The Democratic Progressive Party (DPP) yesterday announced it would begin of a “piggy bank campaign” to help fund DPP Chairperson Tsai Ing-wen’s (蔡英文) presidential bid and to parody a recent government warning.
Control Yuan officials told the DPP earlier this month that the government watchdog would launch an investigation into the party’s acceptance of three piggy banks donated by children on Oct. 9, because the Political Donations Act (政治獻金法) stipulates that only people of voting age and who are eligible to vote are allowed to make political donations.
The DPP returned the three piggy banks to the family in Greater Tainan on Friday, but said the Control Yuan was neglecting the “human side of elections.”
The party also decided to turn the warning into a campaign event, saying that it planned to distribute more than 100,000 piggy banks to supporters nationwide in the coming weeks.
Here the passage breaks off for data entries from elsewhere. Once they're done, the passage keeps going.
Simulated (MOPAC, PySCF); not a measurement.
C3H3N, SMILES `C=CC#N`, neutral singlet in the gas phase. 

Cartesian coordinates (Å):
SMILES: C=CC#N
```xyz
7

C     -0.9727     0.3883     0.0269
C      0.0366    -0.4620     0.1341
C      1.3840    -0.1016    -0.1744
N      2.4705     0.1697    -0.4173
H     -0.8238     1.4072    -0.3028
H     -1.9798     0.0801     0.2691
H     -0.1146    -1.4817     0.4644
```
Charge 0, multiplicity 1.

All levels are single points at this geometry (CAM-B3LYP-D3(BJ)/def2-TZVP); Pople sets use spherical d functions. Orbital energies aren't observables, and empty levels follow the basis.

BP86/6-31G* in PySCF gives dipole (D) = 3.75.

Donors will be able to return the piggy banks to Tsai’s campaign offices afterward, DPP spokesperson Lin Chun-hsien (林俊憲) said, saying that the date for the returns will be announced soon.
The DPP has been advocating micro-donations from its supporters and has turned down large political donations from local businesses since Tsai began chairing the party in May 2008.
“In terms of funding, we need to play a completely different game because our rival — the Chinese Nationalist Party [KMT] — is so much richer,” DPP spokesperson Chuang Ruei-hsiung (莊瑞雄) said.